Black coffee has a cult-like following. It can be stronger than regular coffee, but it’s earned a bad reputation for its bitterness.
But what causes black coffee to taste bitter, and does all black coffee taste like this?
Black coffee tastes bitter because it contains more caffeine than other coffee types. However, using low-quality beans, a darker roast, or the wrong grind size can also increase coffee’s bitterness. Over-extraction is also a common cause of bitter black coffee.
In this article, I’ll explain the reasons behind the perceived bitterness of black coffee and ways to brew sweeter black coffee.
What Makes Black Coffee Bitter
Unlike decaf coffee, where the caffeine is removed, black coffee is brewed in a way that preserves the caffeine and may have 10-15% more caffeine than other types of coffee.
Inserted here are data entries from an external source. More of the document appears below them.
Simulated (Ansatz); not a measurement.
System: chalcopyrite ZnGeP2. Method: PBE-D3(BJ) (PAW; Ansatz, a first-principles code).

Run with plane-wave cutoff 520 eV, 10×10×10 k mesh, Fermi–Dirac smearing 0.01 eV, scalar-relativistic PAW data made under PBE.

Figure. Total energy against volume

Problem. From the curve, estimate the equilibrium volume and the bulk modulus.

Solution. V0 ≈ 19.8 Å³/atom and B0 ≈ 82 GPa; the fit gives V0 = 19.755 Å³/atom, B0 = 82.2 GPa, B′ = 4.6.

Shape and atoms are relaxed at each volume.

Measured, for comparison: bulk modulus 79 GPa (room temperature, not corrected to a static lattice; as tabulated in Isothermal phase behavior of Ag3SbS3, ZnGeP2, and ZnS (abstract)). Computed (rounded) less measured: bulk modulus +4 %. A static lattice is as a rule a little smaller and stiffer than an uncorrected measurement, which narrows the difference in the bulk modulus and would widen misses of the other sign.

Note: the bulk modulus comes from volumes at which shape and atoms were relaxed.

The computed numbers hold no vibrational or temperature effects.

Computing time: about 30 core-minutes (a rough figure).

If you’re already using beans with higher caffeine levels, you’ll also end up with bitter black coffee.
The coffee beans and brewing process aren’t the only reasons why your café noir may be bitter. Many people can handle the sharp taste of black coffee.
However, the additional bitterness caused by over-extraction, roasting the beans too much, and brewing coffee at temperatures that are too high can make black coffee less tolerable.
Fortunately, you can remove most of the extra bitterness from black coffee without affecting its uniqueness.
But before I discuss how to remove the bitterness from your cup of java, here are are some common reasons why your black coffee may be bitter:
You’re Using Beans With More Caffeine
While most people prefer to brew black coffee with espresso beans, you can use any type of coffee beans to make black coffee.
The bitterness of black coffee has more to do with how the beans were processed and where they were grown.
Coffee beans grown in higher altitudes are generally less bitter and have lower caffeine levels.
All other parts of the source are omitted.